Each year I begin praying in December for a word for the next year to come. Last year my word was present. That was a word I wrote about a number of times: here, here and here. Last December, no word came. I had never experienced this. Two weeks into January and I was still waffling and wavering on what 2016 was going to be focused on.
Where I work, we begin with an hour of prayer and worship each morning. One morning, we did something different and picked words out of a bowl that had been previously prayed over – this was to be our word for the year. Now it made sense why God hadn’t previously revealed my word to me. So we went around pulling pieces of paper out of the bowl, taking turns grimacing or laughing or rolling our eyes at the words that we embraced, or wished we hadn’t drawn.

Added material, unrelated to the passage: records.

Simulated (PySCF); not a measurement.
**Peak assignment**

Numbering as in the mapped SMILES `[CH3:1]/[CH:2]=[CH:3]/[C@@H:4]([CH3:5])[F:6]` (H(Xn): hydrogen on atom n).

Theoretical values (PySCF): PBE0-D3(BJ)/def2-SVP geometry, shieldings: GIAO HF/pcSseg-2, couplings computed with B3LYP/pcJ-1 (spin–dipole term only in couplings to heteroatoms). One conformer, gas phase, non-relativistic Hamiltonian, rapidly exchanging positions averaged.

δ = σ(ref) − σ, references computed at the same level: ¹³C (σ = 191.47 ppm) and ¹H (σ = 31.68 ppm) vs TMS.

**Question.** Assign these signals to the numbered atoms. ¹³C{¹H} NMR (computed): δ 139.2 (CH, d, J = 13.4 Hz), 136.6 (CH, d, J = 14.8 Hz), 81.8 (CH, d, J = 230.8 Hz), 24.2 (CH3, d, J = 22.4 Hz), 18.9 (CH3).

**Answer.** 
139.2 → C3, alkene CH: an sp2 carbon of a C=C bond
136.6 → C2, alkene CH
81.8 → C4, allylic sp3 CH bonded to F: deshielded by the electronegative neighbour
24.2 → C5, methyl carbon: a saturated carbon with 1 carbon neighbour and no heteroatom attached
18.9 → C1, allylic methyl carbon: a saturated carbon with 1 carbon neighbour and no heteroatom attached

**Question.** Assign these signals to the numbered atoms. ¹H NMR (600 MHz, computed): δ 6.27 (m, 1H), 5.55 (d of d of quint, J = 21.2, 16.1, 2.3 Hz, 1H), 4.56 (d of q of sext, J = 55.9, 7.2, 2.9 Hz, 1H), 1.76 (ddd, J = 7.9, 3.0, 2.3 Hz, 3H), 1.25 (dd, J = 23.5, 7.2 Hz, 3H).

My word was quiet. It felt like something I needed, but it also felt like putting on a wool sweater in July. For one, wool makes me red and itchy. And for another, it’s smothering in the heat. Uncomfortable.
I’ve never considered myself a quiet person. I like to talk. About. Everything.
If I stay quiet for too long Mr. Engineer always asks with apprehension, “What’s wrong?” (By the way, he laughed as he read this part as he remembered asking this very question today!)
As my words for the year tend to do, this one has taken on several shades and shapes. It began with the literal practice of quieting noise when I gave up television for Lent.
But lately it’s looked more like a season of life.
As most of you know, Mr. Engineer and I have moved every year we’ve been married. Not to mention the few years before that. This spring time we found ourselves googling rental properties. Even though we had no reason to move, it was as if our brains were trained to start searching for a new place to call home. But this year was different. There were no career changes. There was no desire to move out of an apartment any longer. There was no need to move locations; absolutely none. And yet, I still felt the itch to search.
…Until my mom so kindly reminded me imagine packing boxes. That mostly cured me.
No weddings. No career changes. No babies born. Quiet.
We are in a season of settling in and feeling at peace with where we are. It could all change tomorrow, but right now this is good. I’m giving myself permission to enjoy this season, this day, and be okay with it. This is a time when I can give energy and enthusiasm and say “oh my gosh, I am thrilled for your pregnancy, new home, new marriage, fill in the blank!”
And I was thinking as I drove home from a yoga class tonight – I’m so happy. From the little home we share, to the friends we do life with, to our family near and far, our jobs that make us come alive and use our gifts and talents. Even the simple things like soft blankets that are always folded, or more often crumpled on the couch all year around for instant couch coziness, the kitchen counter that is always in the process of drying pots and pans that leave evidence of tasty meals shared, and the one bathroom sink we share that we have learned to perfectly synchronize our nightly routine without bumping into one another (most of the time). All good things. All things that I remember and appreciate when I am quiet.
And on the other side of all the happy things, this quiet season has ushered in a season of growth. I’ve begun counseling this year, started facing the reality of my anxiety and need for control. The quiet is my friend for working through things and finding new thought roads to take in my mind instead of the old dead ends.
I don’t know what the next season holds, nor do I need to, but I am saying yes and amen to this quiet year. And I am high-fiving you and letting you know I am all here for you in your not-so-quiet season!